VOLUME 13, NO. 2 NOVEMBER 2000
The construction of WPI's new $17 million campus center is proceeding on schedule, with completion scheduled for early 2001, according to Todd MacCallum, project manager with Gilbane Building Company, who is representing WPI as owner's representative on the project. "We anticipate substantial completion by late January or early February, with a certificate of occupancy expected to be issued in late February or early March," he says. "Various WPI offices and student organizations should begin moving into the building soon after that, with an expected opening early in D-Term."
Construction began in the fall of 1999, as workers cleared the site bordered by Olin Hall, Higgins Laboratories, Alumni Gym and Higgins House, and dug the hole for the 70,000-square-foot structure's foundation. The foundation was poured during the winter, and work on the building's steelwork got under way in March.
MacCallum says 90 workers will be on site at the peak of construction; by the completion of the job, 35 separate subcontractors will have participated in the work. A number of those have been involved in the complicated process of building the campus center's exterior walls. "The walls are made up of four layers," MacCallum says. "We start by building a concrete block wall, or stud wall, with exterior grade drywall. We then coat the block with a trowel-on mastic and adhere a rubber waterproofing material over the drywall, forming a vapor barrier to the exterior. Insulation and the brick facade are installed over that.
"This construction method is designed to minimize the movement of moisture into the building. Excessive moisture in a building can promote the growth of mold and fungus in the ventilation systems, which can contribute to 'sick-building' syndrome. Each of the layers is applied by a different contractor, so coordinating their efforts has been a major challenge."

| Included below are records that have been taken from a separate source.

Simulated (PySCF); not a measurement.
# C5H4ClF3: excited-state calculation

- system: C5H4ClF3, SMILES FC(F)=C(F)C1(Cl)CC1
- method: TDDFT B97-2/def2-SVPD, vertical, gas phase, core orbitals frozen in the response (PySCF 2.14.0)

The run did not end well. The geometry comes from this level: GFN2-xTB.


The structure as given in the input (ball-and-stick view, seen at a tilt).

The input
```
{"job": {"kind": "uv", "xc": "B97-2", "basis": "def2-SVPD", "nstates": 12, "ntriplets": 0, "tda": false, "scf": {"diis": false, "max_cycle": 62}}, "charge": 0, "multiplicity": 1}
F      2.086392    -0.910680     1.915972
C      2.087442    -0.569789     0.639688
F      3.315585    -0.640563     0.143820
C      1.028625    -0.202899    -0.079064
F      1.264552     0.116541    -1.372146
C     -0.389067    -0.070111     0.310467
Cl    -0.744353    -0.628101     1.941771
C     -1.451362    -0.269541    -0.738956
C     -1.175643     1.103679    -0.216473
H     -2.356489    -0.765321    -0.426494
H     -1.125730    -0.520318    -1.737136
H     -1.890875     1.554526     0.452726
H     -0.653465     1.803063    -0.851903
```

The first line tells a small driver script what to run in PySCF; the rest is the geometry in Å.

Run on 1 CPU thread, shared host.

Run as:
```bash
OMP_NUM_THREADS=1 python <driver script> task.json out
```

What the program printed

Most of the external walls have been finished in a red brick that harmonizes with the facades of nearby Olin Hall and Higgins Labs. The exception is the octagonal tower that will greet visitors entering from Reunion Plaza. Its walls will be faced in a limestone-based material that will give the effect of white granite and will contrast with the adjacent brick.
As the exterior nears completion, the focus of the construction work has turned to the interior, where two of the building's most distinctive spaces -- octagonal conference rooms located atop the building's two towers -- will take shape. One will offer striking views of Higgins House and its gardens and the steeple of First Baptist Church. The other, overlooking the Reunion Plaza fountain, will feature a ring of lights appearing to float below the room's peaked ceiling.
When it is completed, the campus center will house a food court, the campus bookstore and marketplace, the Student Life and Student Activities offices, the central mail facilities, and a host of meeting rooms, including a multipurpose room that will be the largest such space on campus.